January 07, 2012
On Wed, 21 Dec 2011 11:34:18 -0500, pompei2 <pompei2@gmail.com> wrote:

> On Wednesday, 21 December 2011 at 16:05:24 UTC, Trass3r wrote:
>> Can't really answer your original question, but
>> 1. Why don't you use opApply?
>> 2. Why do you use ref int even in the const version?
>> 3. You could also use alias this to allow iteration, don't know if that's what you want in general though.
>
> 1&3: Because there are different things in my class to iterate over. Think foreach(p ; obj.properties()) and foreach(c ; obj.components()). (I know, I can make those @property so I don't need the ().)
>
> 2. Because if not, it says: Error: cannot implicitly convert expression (__foreachbody1315) of type int delegate(ref int) to int delegate(int)

Two of my most wished for bugs:

http://d.puremagic.com/issues/show_bug.cgi?id=2443
http://d.puremagic.com/issues/show_bug.cgi?id=2498

Looks like 2443 has been fixed in head!

-Steve
January 07, 2012
On Wed, 21 Dec 2011 10:54:06 -0500, pompei2 <pompei2@gmail.com> wrote:

> Hello.
>
> I want to add the option to iterate objects of my class using foreach. I need them to be iterable as view-only const and as mutable too. I would prefer to iterate using the "return a delegate" but if that's not possible, ranges are fine too. Also, I'd prefer a template-less solution over a templated one.
>
>
> This is what I have, which works but has severe code duplication. I hoped inout would help me here, but I just can't figure it out. I also gave a try to ranges, but same thing again: I can only get it to work if I define my things twice.

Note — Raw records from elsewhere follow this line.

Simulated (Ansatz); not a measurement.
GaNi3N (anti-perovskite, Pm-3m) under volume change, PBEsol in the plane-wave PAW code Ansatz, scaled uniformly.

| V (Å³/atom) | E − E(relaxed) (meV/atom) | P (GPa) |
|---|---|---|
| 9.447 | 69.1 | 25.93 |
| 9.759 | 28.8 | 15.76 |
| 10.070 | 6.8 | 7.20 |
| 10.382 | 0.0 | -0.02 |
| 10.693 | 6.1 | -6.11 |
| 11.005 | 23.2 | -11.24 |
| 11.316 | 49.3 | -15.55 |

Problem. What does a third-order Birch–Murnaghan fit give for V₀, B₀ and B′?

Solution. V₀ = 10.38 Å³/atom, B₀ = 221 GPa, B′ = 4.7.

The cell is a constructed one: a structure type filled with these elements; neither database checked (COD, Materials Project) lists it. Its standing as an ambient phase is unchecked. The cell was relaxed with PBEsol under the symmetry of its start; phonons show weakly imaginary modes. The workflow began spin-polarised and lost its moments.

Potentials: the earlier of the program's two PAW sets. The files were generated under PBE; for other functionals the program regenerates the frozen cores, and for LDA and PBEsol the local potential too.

inout cannot be used here, because inout is const within an inout function.  This means you cannot modify data while in the context of the function, and the foreach delegate is called within the context of the function.

Having dealt with foreach in my container lib, I can tell you, it's not ideal.  I'm hoping to have some way to do tail-const ranges in the future, which should help with code duplication.